Now that RERA is a reality, should you buy an under-construction property?


The Real Estate (Regulation and Development) Act, 2016, or RERA for short, has come into effect from May 1, 2017.

With this happening, the question on everybody’s lips is, should we buy an under-construction property? If you plan to buy a home to live in, an under-construction property makes sense because it comes cheaper than a finished one. If you plan to buy home as an investment, given that an under-construction property is cheaper, the returns are always better, depending how early in the construction stage you make the investment.

But that it the theoretical part of it. It comes with the assumption that the builder will deliver the property for which you have paid, and he will deliver it on time. The problem is that this does not always turn out to be the case. Many people in the Delhi National Capital Territory region and other parts of the country, have found this out in the last few years.

In the process, they have ended up paying EMIs on the home loans they had taken to fund their home purchase and the rent on the home in which they continue to live in. The homes they had hoped to live in are nowhere in sight.

But all this happened in era when there was no RERA. Now we have RERA. The real estate sector in the country up until now had next to no regulation from the point of view of the buyer. Buying a house required a lot of leap of faith and prayers at the same time.

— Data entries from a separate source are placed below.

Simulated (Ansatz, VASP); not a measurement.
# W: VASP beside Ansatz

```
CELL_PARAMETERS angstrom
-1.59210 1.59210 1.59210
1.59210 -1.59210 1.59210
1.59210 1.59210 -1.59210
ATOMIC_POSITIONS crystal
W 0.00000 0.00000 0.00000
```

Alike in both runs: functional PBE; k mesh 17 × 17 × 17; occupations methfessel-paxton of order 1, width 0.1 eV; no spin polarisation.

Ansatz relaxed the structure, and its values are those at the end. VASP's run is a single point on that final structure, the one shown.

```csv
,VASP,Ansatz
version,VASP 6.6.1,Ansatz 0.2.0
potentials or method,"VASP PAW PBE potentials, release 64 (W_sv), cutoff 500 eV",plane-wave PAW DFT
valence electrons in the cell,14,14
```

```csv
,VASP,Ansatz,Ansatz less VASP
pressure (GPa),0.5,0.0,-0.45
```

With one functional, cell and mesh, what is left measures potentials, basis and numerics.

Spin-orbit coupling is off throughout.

The RERA essentially has these five basic purposes: a) to make sure that home that has been bought is delivered on time. b) to make sure what has been promised has been delivered with respect to the actual size of the house, the facilities etc. c) to make sure that the money taken from the buyer is used to build what has been promised and is not diverted to something else, as many builders tend to do. They tend to raise money for one project and then use it to finance another project. d) to make sure that the many permissions required to build a housing project are in place. e) to make sure that if any changes are made to the project, they have the approval of the majority of the buyers.

RERA also makes it mandatory for state governments to set up a real estate regulator. As the Act states that: “Any aggrieved person may file a complaint with the Authority [i.e., the real estate regulator of a particular state] or the adjudicating officer, as the case may be, for any violation or contravention of the provisions of this Act.”

What this basically means that if the builder takes the buyer for a ride, he can approach the real estate regulator and hope to set things right. This is precisely why there have been a flood of acche din articles in the media saying how RERA is going to save the day for real estate buyers.

There are multiple problems here:

a) While RERA is a central Act, land is a state subject. Hence, states are allowed to make the operational rules to implement RERA. Given the nexus that prevails between state level politicians and builders, state governments have already started diluting the basic spirit of RERA. In particular, an effort is being made to ensure that the ongoing projects are not brought under the ambit of RERA. This basically means that many buyers who are currently in trouble will not be able to benefit from this Act.

b) Only three states (Maharashtra, Rajasthan and Madhya Pradesh) have set up regulators up until now. Hence, the process of setting up a regulator is going to take some time.

c) It is important to understand that regulators don’t start becoming effective from day one. Take the case of the Securities and Exchange Board of India, the stock market regulator. It was set up in 1992 and in 1994 the vanishing companies scam, one of the biggest stock market scams, happened. This was followed by the Ketan Parekh scam in 1999-2000. Hence, it takes time for regulators to mature.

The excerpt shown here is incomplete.